When George W. Bracken-ridge donated land on what was then the south side of San Antonio for an educational institution, he included $40,000 for a building and $5,000 for a library.

Those were 1916 dollars and the red brick, three-story building ended up costing more than $300,000. Exactly a century ago today, San Antonio’s first academic high school, named for its patron, was dedicated. The school has since been completely rebuilt on the same land, now part of the trendy inner-city King William neighborhood.

Students, employees and alumni today will celebrate that centennial, a sometimes tumultuous history shaped by the city’s racial segregation, the national legal challenge to integrate public education — and a fierce fight over the school’s name along the way.

“Anyone can dream, but making dreams come true is a science,” the San Antonio Express wrote in February 1917 about the new school. “The minds of many must contribute if ‘air castles’ are to be changed into material things of beauty, of actual concrete and rock.”

Brackenridge’s first cohort came from San Antonio High School, a vocational school that eventually became Fox Tech. But they continued to attend classes at San Antonio High until fall 1917, when Bracken-ridge opened, so the Brackenridge Alumni Association has been celebrating the centennial for more than a year, its historian Dianna Buxkemper, 71, said.

A free public school for black students had operated since the late 1860s, according to the Texas Historical Commission, replaced in 1932 by Phillis Wheatley High School on the East Side. Other high schools in the San Antonio Independent School District had opened by 1939, the year Lanier High beat Brackenridge for the city basketball championship.
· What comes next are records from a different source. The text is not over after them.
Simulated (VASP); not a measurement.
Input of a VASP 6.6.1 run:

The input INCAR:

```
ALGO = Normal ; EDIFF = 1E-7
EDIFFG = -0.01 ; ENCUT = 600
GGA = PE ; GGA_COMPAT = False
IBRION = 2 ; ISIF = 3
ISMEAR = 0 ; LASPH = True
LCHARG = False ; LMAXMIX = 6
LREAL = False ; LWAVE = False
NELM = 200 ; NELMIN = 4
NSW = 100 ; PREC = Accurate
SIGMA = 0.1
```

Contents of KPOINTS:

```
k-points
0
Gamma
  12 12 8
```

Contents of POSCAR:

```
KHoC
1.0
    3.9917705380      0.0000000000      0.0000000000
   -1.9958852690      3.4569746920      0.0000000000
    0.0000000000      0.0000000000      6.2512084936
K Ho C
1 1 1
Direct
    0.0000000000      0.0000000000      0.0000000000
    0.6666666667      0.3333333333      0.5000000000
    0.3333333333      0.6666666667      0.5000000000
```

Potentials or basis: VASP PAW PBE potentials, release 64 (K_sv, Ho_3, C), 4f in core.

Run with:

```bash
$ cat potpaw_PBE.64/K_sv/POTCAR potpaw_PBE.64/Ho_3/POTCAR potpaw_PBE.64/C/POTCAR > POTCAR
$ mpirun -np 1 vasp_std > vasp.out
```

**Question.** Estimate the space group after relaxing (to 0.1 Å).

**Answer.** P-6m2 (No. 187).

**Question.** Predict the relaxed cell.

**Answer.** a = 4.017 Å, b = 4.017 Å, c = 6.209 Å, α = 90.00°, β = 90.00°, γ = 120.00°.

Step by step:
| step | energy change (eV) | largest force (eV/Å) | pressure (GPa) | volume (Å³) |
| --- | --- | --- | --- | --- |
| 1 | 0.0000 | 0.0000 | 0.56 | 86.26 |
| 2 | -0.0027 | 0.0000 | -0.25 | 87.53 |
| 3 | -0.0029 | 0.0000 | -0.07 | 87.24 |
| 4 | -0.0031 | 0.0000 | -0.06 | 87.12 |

At the end of the game, a Brackenridge fan punched a Lanier star player, setting off a riot between Latinos and Anglos, according to Ignacio Garcia’s book, “When Mexicans Could Play Ball.”

Desegregation closed Wheatley High in 1970, and two years later Emerson Middle School moved to its building, said Leslie Price, SAISD spokeswoman. Brackenridge students, meanwhile, attended classes in shifts at Fox Tech while their building was demolished and rebuilt, according to SAISD.

Brackenridge reopened in 1974 with the Wheatley High name, an attempt to appease East Side community members who thought white students should have been bussed to Wheatley. The switch infuriated Brackenridge alumni, who fought to keep the eagle as the school’s mascot over the Wheatley lion.

“Someone suggested calling the new team the Griffins, a mythological creature with a body of a Lion and the head and wings of an Eagle,” wrote Harry Page of the Express-News. The eagle eventually won out.

Buxkemper came to the school as a guidance counselor in 1980, when it still was named Wheatley. Seven years later, alumni of Brackenridge High and the former Wheatley High on the East Side asked the SA-ISD board to restore the old names to their respective buildings, setting off a battle royal documented in Express-News archives.

“Most of the students were sons and daughters of Brack graduates,” Buxkemper noted, so a student survey chose Brackenridge by a 2-1 ratio. Some told the Express-News they thought the name change would attract more scholarship money from Brackenridge alumni.

Members of the National Association for the Advancement of Colored People called the proposal racist and said they’d accept nothing less than a high school named for Wheatley, the first published African-American poet. About 250 people packed the Jan. 25, 1988, school board meeting, some accusing teachers and coaches of campaigning for the name change despite a board-ordered moratorium on the debate during exam week.

The board’s vote to return the Brackenridge name was divided, with its only black trustee dissenting. It brought both cheers and tears, the Express-News reported.

Buxkemper retired in 2002, when it enrolled about 1,750 students and was predominantly Hispanic, as it is now. In the early 1980s, it was the only high school in SAISD that taught calculus and had a multilingual magnet program, fed by similar programs at Davis and Tafolla middle schools, she said.

Famous alumni include Robert Cade, leader of the research team that developed the formula for Gatorade, who graduated in 1945; veteran broadcast journalist John Quiñones, host of ABC’s “What Would You Do?”; local TV journalists and brothers Fred and Rick Lozano; pro football players Warren McVea and Sam Hurd — who both have faced legal troubles and incarceration, and Ramon Richards, a current Oklahoma State University player who recently intercepted a pass to defeat the University of Texas.

Brackenridge now has an early college program, in partnership with St. Philip’s College. It is getting a $50 million share of the SAISD bond that passed last year, for improvements that include a renovated dance and pep room, a re-coated track and new fencing for tennis courts.

“I think it’s a big deal that the school still exists 100 years later, and we are still promoting education the way Mr. Brackenridge did,” Buxkemper said.

Brackenridge, a director of the Express Publishing Company, was the first SAISD board president and served 25 years on the University of Texas Board of Regents. Even before his gift to help build the school that bears his name, he also had donated money for schools for African-American and Mexican-American children and helped his sister found Texas Woman’s University, Buxkemper said.

She thinks it was Bracken-ridge’s ghost that twice interrupted her association’s 100th scholarship presentation at his former home at the University of the Incarnate Word campus last May.

The doorbell rang and no one was there, she said, so she told the gathering that George Brackenridge and his sister Eleanor had come to the party.